Kilbaha 2009 exam

[Studyinghard]

If, for a sample of students, 85% of the variation in the hours they spent doing homework can be explained by the variation in the hours they spent watching television, then which one of the following statements must be true?
A.   A strong positive correlation exists between the two variables.
B.   Pearson’s correlation coefficient must be greater than 0.85
C.   The least squares regression line has a negative gradient
D.   The slope of the least squares regression line is 0.92
E.   Time spent watching television is the independent variable.

I said C. But answer is E.
?

[onerealsmartass]

yea E is right. because the coefiiciesnt of determination tells us that ___% of the variation in the dependent variable can be explained by the variaiton in the independent variable

[sam.utute]

If, for a sample of students, 85% of the variation in the hours they spent doing homework can be explained by the variation in the hours they spent watching television, then which one of the following statements must be true?
A.   A strong positive correlation exists between the two variables.
B.   Pearson’s correlation coefficient must be greater than 0.85
C.   The least squares regression line has a negative gradient
D.   The slope of the least squares regression line is 0.92
E.   Time spent watching television is the independent variable.

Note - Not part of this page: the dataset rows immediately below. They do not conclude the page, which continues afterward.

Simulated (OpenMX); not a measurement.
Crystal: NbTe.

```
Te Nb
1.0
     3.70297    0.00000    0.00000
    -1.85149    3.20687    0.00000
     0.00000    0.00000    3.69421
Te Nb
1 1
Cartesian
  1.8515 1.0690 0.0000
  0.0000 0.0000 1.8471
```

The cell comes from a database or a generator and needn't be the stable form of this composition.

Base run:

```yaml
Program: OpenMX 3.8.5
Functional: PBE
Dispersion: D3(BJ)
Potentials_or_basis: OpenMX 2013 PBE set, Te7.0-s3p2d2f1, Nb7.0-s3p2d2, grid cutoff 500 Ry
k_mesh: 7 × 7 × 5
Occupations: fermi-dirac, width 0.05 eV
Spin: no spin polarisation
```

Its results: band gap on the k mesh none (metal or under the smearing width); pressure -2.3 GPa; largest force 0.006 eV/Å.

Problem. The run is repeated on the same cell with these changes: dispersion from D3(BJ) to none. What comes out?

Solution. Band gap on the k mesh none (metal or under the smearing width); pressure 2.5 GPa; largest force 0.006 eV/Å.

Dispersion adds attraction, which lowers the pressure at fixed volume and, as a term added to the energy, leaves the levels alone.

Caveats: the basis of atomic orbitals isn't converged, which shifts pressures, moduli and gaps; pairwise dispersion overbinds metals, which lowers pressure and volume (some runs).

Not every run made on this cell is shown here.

I said C. But answer is E.
?

By saying C is true, you are assuming that as the number of hours students spend watching television increases, the number of hours spent doing homework decreases. While this is the most likely scenario, you are not allowed to assume whether the gradient is positive or negative. Answer A, B, C, and D all assume that the gradient or slope is either positive or negative. From the given information, you cannot conclude definitively whether the gradient will be positive or negative, and therefore must select the answer that is 100% true, not merely probable.
Therefore, the answer is E.

Hope my explanation makes sense.

[ghadz7]

The 85% variation is r^2 = 0.85
r can be either negative or positive, and hence the gradient is either positive or negative. You have no further information to conclude whether the situation had a positive or negative relationship.

The variation is a dependant variable is explained by the variation of the independant variable. In that case, the hours they spent watching TV is independant.

[Studyinghard]

hm I understand now, I guess I shouldn't assume things.
IF ONLY more television meant getting more homework done eh ?

[onerealsmartass]

haha yeah i wish...

[TyErd]

yeah don't assume in these questions just refer back to the explanation: coefficient of determination tells us that ___% of the variation in the dependent variable can be explained by the variation in the independent variable.